Does Your Financial Advisor Advocate ESG Investing?
You may want your financial advisor to apply the principles of ESG investing in your portfolio.
Environmental, social and governance (ESG) investing principles — also known as sustainable or socially responsible investing — considers more than the monetary return of a particular investment. Advocates of this approach seek to make socially conscious investment choices for their portfolio.
No matter what your political or social views may be, ESG principles affect your portfolio in another important way: Today, corporate social responsibility can exert substantial influence on a given investment vehicle’s ROI.
What Is ESG Investing?
ESG investing means selecting (or avoiding) specific investment vehicles based on an evaluation of how socially responsible they are. Choosing investment vehicles based on ESG principles can be done by positive selection or exclusion.

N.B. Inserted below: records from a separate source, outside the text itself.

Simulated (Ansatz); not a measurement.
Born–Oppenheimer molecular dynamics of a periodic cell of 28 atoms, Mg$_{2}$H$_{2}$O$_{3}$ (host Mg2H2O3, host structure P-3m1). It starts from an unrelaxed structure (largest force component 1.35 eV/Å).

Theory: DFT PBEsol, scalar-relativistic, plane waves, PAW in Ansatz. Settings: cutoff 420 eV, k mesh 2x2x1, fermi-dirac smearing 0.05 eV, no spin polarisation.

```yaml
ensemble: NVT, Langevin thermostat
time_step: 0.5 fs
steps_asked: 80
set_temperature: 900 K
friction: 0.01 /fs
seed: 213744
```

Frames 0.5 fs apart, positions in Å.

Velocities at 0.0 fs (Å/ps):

For example, investors might choose a specific stock because the company actively embodies socially and environmentally responsible principles. Alternatively, many investors choose to actively exclude investments because they violate these principles.
Some of the most commonly targeted industries for exclusion today are firearms and ammunition manufacturers, industries that utilize fossil fuels and those that test on animals. Some investors choose to avoid purchasing the stock of companies whose leadership displays political values opposite their own as well as companies that fail to practice what they consider an acceptable level of corporate social responsibility.
How Do Financial Advisors Use ESG Investment Strategies?
For personal and institutional wealth management clients who express the desire to consider ESG factors in the placement of their funds, financial advisors use a variety of tools to evaluate stocks, funds and other investment vehicles.
Financial advisors may look to one of the many data sources now available for evaluating the sustainability of different investments.
For example, evaluating environmental practices may require looking at a company’s carbon emissivity. To evaluate social responsibility practices, advisors may consider labor management practices and other factors related to human capital. Governance issues concern how effective a firm is at managing itself as well as metrics such as executive compensation and shareholder rights.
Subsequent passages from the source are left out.